Thursday, 13 September 2007

Girls of Riyadh

Banat Al Riyadh "Girls of Riyadh" which was widely known among young adults through Internet groups at first. The novel unfolds as every week after Friday prayers, the anonymous narrator sends an e-mail to the female subscribers of her online chat group. In fifty such e-mails over the course of a year, we witness the tragicomic reality of four university students-Qamra, Michelle, Sadim, and Lamis-negotiating their love lives, their professional success, and their rebellions, large and small, against their cultural traditions.

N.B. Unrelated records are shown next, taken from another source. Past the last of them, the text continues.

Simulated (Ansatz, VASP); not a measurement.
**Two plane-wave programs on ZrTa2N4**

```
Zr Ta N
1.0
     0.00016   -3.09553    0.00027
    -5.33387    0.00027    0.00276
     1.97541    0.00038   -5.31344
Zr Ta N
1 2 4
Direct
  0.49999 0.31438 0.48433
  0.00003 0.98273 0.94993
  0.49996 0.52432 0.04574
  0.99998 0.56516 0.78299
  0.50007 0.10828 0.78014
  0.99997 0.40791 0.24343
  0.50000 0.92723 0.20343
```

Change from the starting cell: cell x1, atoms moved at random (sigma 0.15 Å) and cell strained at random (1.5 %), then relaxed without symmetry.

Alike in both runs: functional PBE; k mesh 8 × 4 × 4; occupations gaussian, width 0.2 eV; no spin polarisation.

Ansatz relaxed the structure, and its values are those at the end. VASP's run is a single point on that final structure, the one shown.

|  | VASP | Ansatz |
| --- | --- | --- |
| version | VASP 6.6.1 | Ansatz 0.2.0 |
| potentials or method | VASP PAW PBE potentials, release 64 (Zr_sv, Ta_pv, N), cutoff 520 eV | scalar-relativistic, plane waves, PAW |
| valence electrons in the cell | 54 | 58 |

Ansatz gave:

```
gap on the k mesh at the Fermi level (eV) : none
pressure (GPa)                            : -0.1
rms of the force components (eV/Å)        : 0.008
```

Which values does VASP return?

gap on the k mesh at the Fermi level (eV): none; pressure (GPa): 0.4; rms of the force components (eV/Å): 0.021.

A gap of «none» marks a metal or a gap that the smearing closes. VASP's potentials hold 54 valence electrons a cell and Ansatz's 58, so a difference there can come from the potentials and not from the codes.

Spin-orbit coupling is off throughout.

While this novel offers a distinctly Arab voice, it also represents the mongrel culture and language of a globalized world, reflecting the way in which the Arab world is being changed by new economic and political realities. Riyadh is the larger setting of the novel, but the characters travel all over the world shedding traditional garb as they literally and figuratively cross over into Western society.

Only last year I read the book, when a publishing company tracked the trace of the anonymous author who sends the groups e-mails for people around the Arabian Gulf Region. Its had really captured me about reading it and how other girls from different culture are considered to be lucky not to be in Saudi Arabia. The novel is written in informal Arabic/Saudi. That I had few problems to understand it, although I've seen an article saying they had translate the novel into more than 20 different languages.

I recommend anyone who wants to know about the culture of Saudi Arabia to read it. In the other Middle Eastern regions is not as strike as there.